There was some discussion on the IMAP lists about this that gets into
things more deeply. I've really only looked into the gmail case, but
this probably happens elsewhere too. Right now gmail returns English
strings (because it might not be safe to return utf-8 strings) and
URLs. The proper response to that is likely to just show the user the
URL. If gmail starts providing localized utf-8 strings, it might be
appropriate to include them then too.
The idea of the showMessageConfidence value would be to relay how
likely we think it is that the server's message is useful and
appropriately localized. errorCodeCoversMessageConfidence would be 1.0
if we thought the error message we returned was 100% useful and allows
the UI to supersede whatever the server is saying. For example, GMail
indicating the user needs to enable IMAP4 is a very reliable error code
if explicitly supported. Some server might provide an appropriate
localized error message but provide the same URL to resolve problems in
all cases; in that case, the error code is not better than the provided
string. The simple/naive implementation for this might be to just do a
quick search of useless ALERT messages seen in the wild and set
showMessageConfidence to 0 for all of those and to set it to 0.5 for
everything else. When we are aware of servers providing localized error
messages, we set it to 1.0 for those servers.
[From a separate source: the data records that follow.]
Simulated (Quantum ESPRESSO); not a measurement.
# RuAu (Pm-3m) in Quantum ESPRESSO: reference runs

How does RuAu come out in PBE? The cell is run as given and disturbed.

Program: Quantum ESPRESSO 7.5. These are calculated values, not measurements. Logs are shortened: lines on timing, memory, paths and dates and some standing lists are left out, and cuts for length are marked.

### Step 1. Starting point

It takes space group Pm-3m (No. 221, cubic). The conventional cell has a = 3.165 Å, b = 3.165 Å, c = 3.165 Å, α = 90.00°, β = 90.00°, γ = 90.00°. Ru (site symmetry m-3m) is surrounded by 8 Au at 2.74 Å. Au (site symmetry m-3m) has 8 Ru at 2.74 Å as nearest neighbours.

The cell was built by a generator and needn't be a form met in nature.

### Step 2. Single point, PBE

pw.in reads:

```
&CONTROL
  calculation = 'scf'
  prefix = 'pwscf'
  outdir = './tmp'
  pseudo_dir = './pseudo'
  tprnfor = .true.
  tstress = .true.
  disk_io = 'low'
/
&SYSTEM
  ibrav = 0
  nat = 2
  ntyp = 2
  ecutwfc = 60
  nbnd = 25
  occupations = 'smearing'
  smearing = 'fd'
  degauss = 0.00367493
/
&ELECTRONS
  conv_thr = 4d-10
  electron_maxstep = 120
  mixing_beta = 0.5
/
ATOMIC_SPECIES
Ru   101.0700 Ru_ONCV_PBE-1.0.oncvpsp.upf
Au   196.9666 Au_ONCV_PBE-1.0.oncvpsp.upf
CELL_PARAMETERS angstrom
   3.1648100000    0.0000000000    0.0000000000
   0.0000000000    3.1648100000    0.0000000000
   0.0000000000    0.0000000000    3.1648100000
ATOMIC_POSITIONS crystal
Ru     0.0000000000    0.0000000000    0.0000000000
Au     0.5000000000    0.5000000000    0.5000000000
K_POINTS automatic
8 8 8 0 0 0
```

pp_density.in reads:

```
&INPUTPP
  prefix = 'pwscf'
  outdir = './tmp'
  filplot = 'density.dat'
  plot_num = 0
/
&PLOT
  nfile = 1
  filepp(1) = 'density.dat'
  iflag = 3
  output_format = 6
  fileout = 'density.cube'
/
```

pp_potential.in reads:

## Browserbox Info to maybe Include ##
While fixing some recent server-compatibility issues in browserbox, I
added logic to GELAM's monkeypatches also save off the raw command
string built by imapHandler.compiler(this._currentCommand.request) when
a NO/BAD comes back. This was partially to work-around browserbox not
logging the payload of most commands with its logging, but arguably it
is useful information, although there may be sensitive / giant string
risks. (I think I sanity-checked that a failed APPEND wouldn't generate
a super huge string, but I don't see a comment to that effect, so maybe
it is a risk. Password reveals are probably a real risk without extra
guards.)
Andrew